From mboxrd@z Thu Jan  1 00:00:00 1970
From: Sagi Grimberg <sagig-LDSdmyG8hGV8YrgS2mwiifqBs+8SCbDb@public.gmane.org>
Subject: kernel memory registration (was: RDMA/core: Transport-independent
 access flags)
Date: Fri, 10 Jul 2015 11:55:29 +0300
Message-ID: <559F8881.7070308@dev.mellanox.co.il>
References: <559B9891.8060907@dev.mellanox.co.il>
 <000b01d0b8bd$f2bfcc10$d83f6430$@opengridcomputing.com>
 <20150707161751.GA623@obsidianresearch.com>
 <559BFE03.4020709@dev.mellanox.co.il>
 <20150707213628.GA5661@obsidianresearch.com>
 <559CD174.4040901@dev.mellanox.co.il>
 <20150708190842.GB11740@obsidianresearch.com> <559D983D.6000804@talpey.com>
 <20150708233604.GA20765@obsidianresearch.com>
 <559E54AB.2010905@dev.mellanox.co.il>
 <20150709170142.GA21921@obsidianresearch.com>
Mime-Version: 1.0
Content-Type: text/plain; charset=windows-1252; format=flowed
Content-Transfer-Encoding: 7bit
Return-path: <linux-rdma-owner-u79uwXL29TY76Z2rM5mHXA@public.gmane.org>
In-Reply-To: <20150709170142.GA21921-ePGOBjL8dl3ta4EC/59zMFaTQe2KTcn/@public.gmane.org>
Sender: linux-rdma-owner-u79uwXL29TY76Z2rM5mHXA@public.gmane.org
To: Jason Gunthorpe <jgunthorpe-ePGOBjL8dl3ta4EC/59zMFaTQe2KTcn/@public.gmane.org>
Cc: Tom Talpey <tom-CLs1Zie5N5HQT0dZR+AlfA@public.gmane.org>, Steve Wise <swise-7bPotxP6k4+P2YhJcF5u+vpXobYPEAuW@public.gmane.org>, 'Christoph Hellwig' <hch-wEGCiKHe2LqWVfeAwA7xHQ@public.gmane.org>, dledford-H+wXaHxf7aLQT0dZR+AlfA@public.gmane.org, sagig-VPRAkNaXOzVWk0Htik3J/w@public.gmane.org, ogerlitz-VPRAkNaXOzVWk0Htik3J/w@public.gmane.org, roid-VPRAkNaXOzVWk0Htik3J/w@public.gmane.org, linux-rdma-u79uwXL29TY76Z2rM5mHXA@public.gmane.org, eli-VPRAkNaXOzVWk0Htik3J/w@public.gmane.org, Oren Duer <oren-VPRAkNaXOzVWk0Htik3J/w@public.gmane.org>
List-Id: linux-rdma@vger.kernel.org

On 7/9/2015 8:01 PM, Jason Gunthorpe wrote:
> On Thu, Jul 09, 2015 at 02:02:03PM +0300, Sagi Grimberg wrote:
>
>> We have protocol that involves remote memory keys transfer in their
>> standards so I don't see how we can remove it altogether from ULPs.
>
> This is why I've been talking about local and remote MRs
> differently.

IMHO, memory registration is memory registration. The fact that we are
distinguishing between local and remote might be a sign that this might
be a wrong direction to take. Sorry.

Besides, if a ULP wants to register memory for local access why should
we temper with that or deny it?

What if a ULP has a pre-allocated pool of large buffers that it knows
it is going to use for its entire lifetime? silent driver driven FRWRs
would perform a lot worse than pre-registering these buffers.

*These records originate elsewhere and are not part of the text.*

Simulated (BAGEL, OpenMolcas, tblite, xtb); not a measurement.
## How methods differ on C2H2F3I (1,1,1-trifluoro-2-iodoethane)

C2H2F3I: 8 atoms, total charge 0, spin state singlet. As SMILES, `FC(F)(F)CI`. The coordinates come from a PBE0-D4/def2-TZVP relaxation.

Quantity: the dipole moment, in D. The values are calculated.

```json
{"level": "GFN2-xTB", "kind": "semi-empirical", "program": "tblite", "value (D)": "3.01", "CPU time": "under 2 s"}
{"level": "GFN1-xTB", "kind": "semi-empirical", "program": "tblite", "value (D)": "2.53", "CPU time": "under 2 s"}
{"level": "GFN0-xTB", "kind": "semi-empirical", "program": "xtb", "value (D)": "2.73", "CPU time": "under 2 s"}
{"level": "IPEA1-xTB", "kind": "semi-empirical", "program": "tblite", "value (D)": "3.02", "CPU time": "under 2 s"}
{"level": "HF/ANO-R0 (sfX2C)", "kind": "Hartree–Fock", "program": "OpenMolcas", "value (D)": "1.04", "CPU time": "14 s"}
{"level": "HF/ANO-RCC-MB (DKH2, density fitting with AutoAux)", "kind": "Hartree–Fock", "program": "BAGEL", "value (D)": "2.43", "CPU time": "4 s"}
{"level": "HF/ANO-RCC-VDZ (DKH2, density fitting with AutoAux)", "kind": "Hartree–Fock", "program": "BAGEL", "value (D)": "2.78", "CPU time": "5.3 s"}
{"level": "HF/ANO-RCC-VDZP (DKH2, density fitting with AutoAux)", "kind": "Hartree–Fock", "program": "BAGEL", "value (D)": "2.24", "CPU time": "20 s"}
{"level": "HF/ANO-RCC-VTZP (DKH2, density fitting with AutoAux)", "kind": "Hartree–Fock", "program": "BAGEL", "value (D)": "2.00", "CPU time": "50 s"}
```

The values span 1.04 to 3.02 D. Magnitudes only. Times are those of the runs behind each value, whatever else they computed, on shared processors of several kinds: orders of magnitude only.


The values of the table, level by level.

Or what if the ULP wants to register the memory region with data
integrity (signature) parameters?

I must say, whenever I find myself trying to assume/guess what the
ULP/APP might do from the driver PoV and try to see if I'm covered,
I shake my head saying:
"This is a hack, go drink some water and rethink the whole thing".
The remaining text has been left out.